Skip to content

Load (HTTP benchmarks)

The load provider replays one HTTP request concurrently for a given duration or request count, then asserts thresholds on latency percentiles, request rate, and error / status ratios. Existing matchers (lt, lte, gt, gte, between) accept Go duration strings, so a 200ms p95 budget reads as p95 = lt("200ms").

step "load" "health" {
http {
method = "GET"
url = "${config.base_url}/health"
headers = {
Accept = "application/json"
}
timeout = "5s"
}
run {
duration = "10s" # OR requests = N (exactly one)
concurrency = 10
rate = 50 # global RPS cap, optional
warmup = "1s" # primed traffic, results discarded
}
expect {
status_2xx_ratio = gte(0.99)
error_ratio = lte(0.01)
p95 = lt("200ms")
p99 = lt("500ms")
rps = gte(40)
}
capture {
p95 = response.json.latency.p95_ms
rps = response.json.rps
}
}

The http block accepts the same surface as a standard HTTP step’s request block: method, url, headers, query, body { json | form | raw }, auth { basic { ... } }, and a per-call timeout.

Multipart bodies are intentionally rejected: the encoder boundary lives inside the Content-Type header and cannot be safely reused across concurrent workers in V1.

AttributeTypeRequiredDefaultMeaning
durationdurationone of duration / requestsunsetwall-clock window for measurement
requestsnumberone of duration / requestsunsettotal measured requests across all workers
concurrencynumberoptional1number of worker goroutines
ratenumberoptionalunsetglobal RPS cap (token bucket)
warmupdurationoptionalunsetinitial round whose samples are discarded

Validation rejects duration and requests declared together, concurrency <= 0, and rate < 0.

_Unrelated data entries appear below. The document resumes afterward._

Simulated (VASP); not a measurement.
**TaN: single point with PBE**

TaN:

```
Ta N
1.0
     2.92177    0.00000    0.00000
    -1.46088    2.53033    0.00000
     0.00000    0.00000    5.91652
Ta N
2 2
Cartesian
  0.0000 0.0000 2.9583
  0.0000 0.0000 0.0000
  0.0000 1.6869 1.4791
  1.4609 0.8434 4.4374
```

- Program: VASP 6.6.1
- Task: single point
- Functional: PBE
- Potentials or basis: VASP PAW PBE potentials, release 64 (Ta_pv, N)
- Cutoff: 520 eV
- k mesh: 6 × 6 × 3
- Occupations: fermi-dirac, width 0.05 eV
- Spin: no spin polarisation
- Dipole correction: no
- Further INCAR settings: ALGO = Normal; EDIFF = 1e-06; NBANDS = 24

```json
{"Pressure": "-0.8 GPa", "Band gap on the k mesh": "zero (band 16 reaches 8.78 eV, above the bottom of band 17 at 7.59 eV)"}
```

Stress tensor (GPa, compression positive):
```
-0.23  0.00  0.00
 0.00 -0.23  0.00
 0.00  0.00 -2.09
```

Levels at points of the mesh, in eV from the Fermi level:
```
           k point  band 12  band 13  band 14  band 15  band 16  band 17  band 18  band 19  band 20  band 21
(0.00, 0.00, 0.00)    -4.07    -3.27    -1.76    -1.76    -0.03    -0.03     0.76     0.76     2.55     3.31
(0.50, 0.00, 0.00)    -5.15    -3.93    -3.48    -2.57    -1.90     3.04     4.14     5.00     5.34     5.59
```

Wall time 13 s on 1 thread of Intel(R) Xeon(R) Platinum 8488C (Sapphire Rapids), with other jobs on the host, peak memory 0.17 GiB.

The provider returns its measurements both under response.json (for generic expect.json assertions and capture) and at the top level (for the shortcut attributes):

{
"requests": 3000,
"duration_ms": 30000,
"rps": 100.0,
"errors": 0,
"error_ratio": 0.0,
"status": {
"1xx": 0,
"2xx": 3000,
"3xx": 0,
"4xx": 0,
"5xx": 0
},
"status_2xx_ratio": 1.0,
"status_3xx_ratio": 0.0,
"status_4xx_ratio": 0.0,
"status_5xx_ratio": 0.0,
"latency": {
"min_ms": 12.0,
"mean_ms": 43.2,
"p50_ms": 35.0,
"p90_ms": 80.0,
"p95_ms": 120.0,
"p99_ms": 240.0,
"max_ms": 410.0
},
"bytes": { "in": 123456, "out": 45678 }
}

The following flat attributes are recognised inside the load expect block and resolved against the top-level response:

AttributeSource
requestsresponse.requests
errorsresponse.errors
duration_msresponse.duration_ms
rpsresponse.rps
error_ratioresponse.error_ratio
status_2xx_ratioresponse.status_2xx_ratio
status_3xx_ratioresponse.status_3xx_ratio
status_4xx_ratioresponse.status_4xx_ratio
status_5xx_ratioresponse.status_5xx_ratio
p50response.latency.p50_ms
p90response.latency.p90_ms
p95response.latency.p95_ms
p99response.latency.p99_ms
minresponse.latency.min_ms
maxresponse.latency.max_ms
meanresponse.latency.mean_ms

Unknown attribute names are rejected at parse time. The equivalent generic form using expect.json works as well and can be mixed with the shortcuts:

expect {
p95 = lt("200ms")
json = {
latency = {
p99_ms = lt(500)
}
}
}

Percentiles use the nearest-rank definition: rank = ceil(p/100 * n), returning the sample at sorted[max(rank-1, 0)]. It is intentionally simple and deterministic; suites that need linear interpolation or HDR histograms should reach for a dedicated load tool.

A successful load step prints a compact recap below its PASS line:

step health PASS 10.2s
requests: 500
rps: 49.1
errors: 0 (0.00%)
status: 1xx=0 2xx=500 3xx=0 4xx=0 5xx=0
latency: p50=21.0ms p95=44.0ms p99=80.0ms max=110.0ms

The recap is missing if the step failed before any sample was collected.

  • No multipart bodies. Rejected at decode time.
  • No cookie jar / redirect customisation. The provider uses the stdlib defaults (http.Client).
  • Single endpoint per step. Compose multiple steps in the scenario for multi-URL traffic mixes.
  • No detailed traffic shaping (ramp-up, think-time, scripted sequences).
  • Single-process. No distributed runners.
Terminal window
make e2e-load # local-only: runs the mockserver and exercises e2e/load/*.tales

make e2e-load is intentionally not part of make e2e to keep the normal CI suite fast and noise-free.